II. In the second place, man needs the influences of the Holy Spirit that he may be convinced of sin.

Man universally is a sinner, and yet he needs in every single instance to be made aware of it. "There is none good, no, not one;" and yet out of the millions of the race how very few feel this truth! Not only does man sin, but he adds to his guilt by remaining ignorant of it. The criminal in this instance also, as in our courts of law, feels and confesses his crime no faster than it is proved to him. Through what blindness of mind, and hardness of heart, and insensibility of conscience, is the Holy Spirit obliged to force His way, before there is a sincere acknowledgment of sin before God! The careful investigations, the persevering questionings and cross-questionings, by which, before a human tribunal, the wilful and unrepenting criminal is forced to see and acknowledge his wickedness, are but faint emblems of that thorough work that must be wrought by the Holy Ghost, before the human soul, at a higher tribunal, forsaking its refuges of lies, and desisting from its subterfuges and palliations, smites upon the breast, and cries, "God be merciful to me a sinner!" Think how much of our sin has occurred in total apathy, and indifference, and how unwilling we are to have any distinct consciousness upon this subject. It is only now and then that we feel ourselves to be sinners; but it is by no means only now and then that we are sinners. We sin habitually; we are conscious of sin rarely. Our affections and inclinations and motives are evil, and only evil, continually; but our experimental knowledge that they are so comes not often into our mind, and what is worse stays not long, because we dislike it.

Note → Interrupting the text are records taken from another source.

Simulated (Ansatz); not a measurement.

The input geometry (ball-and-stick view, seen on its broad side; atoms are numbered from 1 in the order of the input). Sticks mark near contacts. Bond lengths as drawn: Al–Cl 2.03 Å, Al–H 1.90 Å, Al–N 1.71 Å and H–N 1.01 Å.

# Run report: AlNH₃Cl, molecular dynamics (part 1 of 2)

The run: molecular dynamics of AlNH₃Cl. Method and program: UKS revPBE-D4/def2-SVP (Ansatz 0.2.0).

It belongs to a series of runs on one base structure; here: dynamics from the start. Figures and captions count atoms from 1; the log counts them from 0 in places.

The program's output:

The conviction of sin, with what it includes and leads to, is of more worth to man than all other convictions. Conviction of any sort,—a living practical consciousness of any kind,—is of great value, because it is only this species of knowledge that moves mankind. Convince a man, that is, give him a consciousness, of the truth of a principle in politics, in trade, or in religion, and you actuate him politically, commercially, or religiously. Convince a criminal of his crime, that is, endue him with a conscious feeling of his criminality, and you make him burn with electric fire. A convicted man is a man thoroughly conscious; and a thoroughly conscious man is a deeply moved one. And this is true, with emphasis, of the conviction of sin. This consciousness produces a deeper and more lasting effect than all others. Convince a community of the justice or injustice of a certain class of political principles, and you stir it very deeply, and broadly, as the history of all democracies clearly shows; but let society be once convinced of sin before the holy and righteous God, and deep calleth unto deep, all the waters are moved. Never is a mass of human beings so centrally stirred, as when the Spirit of God is poured out upon it, and from no movement in human society do such lasting and blessed consequences flow, as from a genuine revival of religion.

But here again, as in reference to the eternal state, there is no realizing sense. Conviction of sin is not a characteristic of mankind at large. Men generally will acknowledge in words that they are sinners, but they wait for some far-distant day to come, when they shall be pricked in the heart, and feel the truth of what they say. Men generally are not conscious of the dreadful reality of sin, any more than they are of the solemn reality of eternity. A deep insensibility, in this respect also, precludes a practical knowledge of that guilt in the soul, which, if unpardoned and unremoved, will just as surely ruin it as God lives and the soul is immortal. Since, then, if man be left to his own inclination, he never will be convinced of sin, it is plain that some Agent who has the power must overcome his aversion to self-knowledge, and bring him to consciousness upon this unwelcome subject. If any one of us, for the remainder of our days, should be given over to that ordinary indifference towards sin with which we walk these streets, and transact business, and enjoy life; if God's truth should never again in this world stab the conscience, and God's Spirit should never again make us anxious; is it not infallibly certain that the future would be as the past, and that we should go through this "accepted time and day of salvation" unconvicted and therefore unconverted?

But besides this destitution of the experimental sense of sin, another ground of the need of Divine agency is found in the blindness of the natural mind. Man's vision of spiritual things, even when they are set before his eyes, is dim and inadequate. The Christian ministry is greatly hindered, because it cannot illuminate the human understanding, and impart the power of a keen spiritual insight. It is compelled to present the objects of sight, but it cannot give the eye to see them. Vision depends altogether upon the condition of the organ. The eye sees only what it brings the means of seeing. The scaled eye of a worldling, or a debauchee, or a self-righteous man, cannot see that sin of the heart, that "spiritual wickedness," at which men like Paul and Isaiah stood aghast. These were men whose character compared with that of the worldling was saintly; men whose shoes' latchets the worldling is not worthy to stoop down and unloose. And yet they saw a depravity within their own hearts which he does not see in his; a depravity which he cannot see, and which he steadily denies to exist, until he is enlightened by the Holy Ghost.